Amazing. I only had a chance to read the README.md but my question is this. What happens if you ask it questions that it could not possibly answer, as in if it were given a picture of the man playing tennis and you asked it what the score was? Is it capable of discerning between questions that cannot be answered (given a particular input) and those that can?
Priors from the language play a much bigger role in the answers that are predicted than the image itself. So for example, if you ask 'What color is ...?', irrespective of the image, it is more likely to spit out colors as the answer. The answers are usually well-aligned with the question that is being asked. 'Yes/no' for binary questions, 'red/blue/etc' for 'What color...', 'tennis/baseball/etc' for 'What sport...' and so on.
Although there is no catch, it's far from perfect and hardly magical. Its accuracy goes up to ~55% on the VQA (http://visualqa.org/) dataset (which is short of state-of-the-art by ~7%).

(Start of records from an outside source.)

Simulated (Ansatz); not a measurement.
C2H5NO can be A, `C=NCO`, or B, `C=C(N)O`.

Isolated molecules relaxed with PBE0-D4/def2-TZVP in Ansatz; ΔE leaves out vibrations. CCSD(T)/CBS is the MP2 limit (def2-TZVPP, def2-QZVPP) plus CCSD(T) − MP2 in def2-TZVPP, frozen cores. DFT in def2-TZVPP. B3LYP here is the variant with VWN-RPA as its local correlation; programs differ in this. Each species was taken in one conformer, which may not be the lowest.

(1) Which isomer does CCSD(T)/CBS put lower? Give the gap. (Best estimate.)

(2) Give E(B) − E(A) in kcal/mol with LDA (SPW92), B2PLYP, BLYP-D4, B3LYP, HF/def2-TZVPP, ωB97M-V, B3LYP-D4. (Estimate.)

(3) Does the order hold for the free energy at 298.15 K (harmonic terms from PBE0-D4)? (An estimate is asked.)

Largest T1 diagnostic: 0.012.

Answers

Did you look at the examples? Many of them are wrong, and others are guessable just from the question (e.g. "What shape is the plate?" I would say "round" without a picture)
I have seen sites using captchas which ask such visual questions thinking that only a human can answer them. This project really makes me doubt the effectiveness of such techniques.
Accuracy is measured as min((number of humans that provided that answer)/3, 1) i.e. 100% accurate if at least 3 humans provided that exact answer, as outlined here: http://visualqa.org/evaluation.html.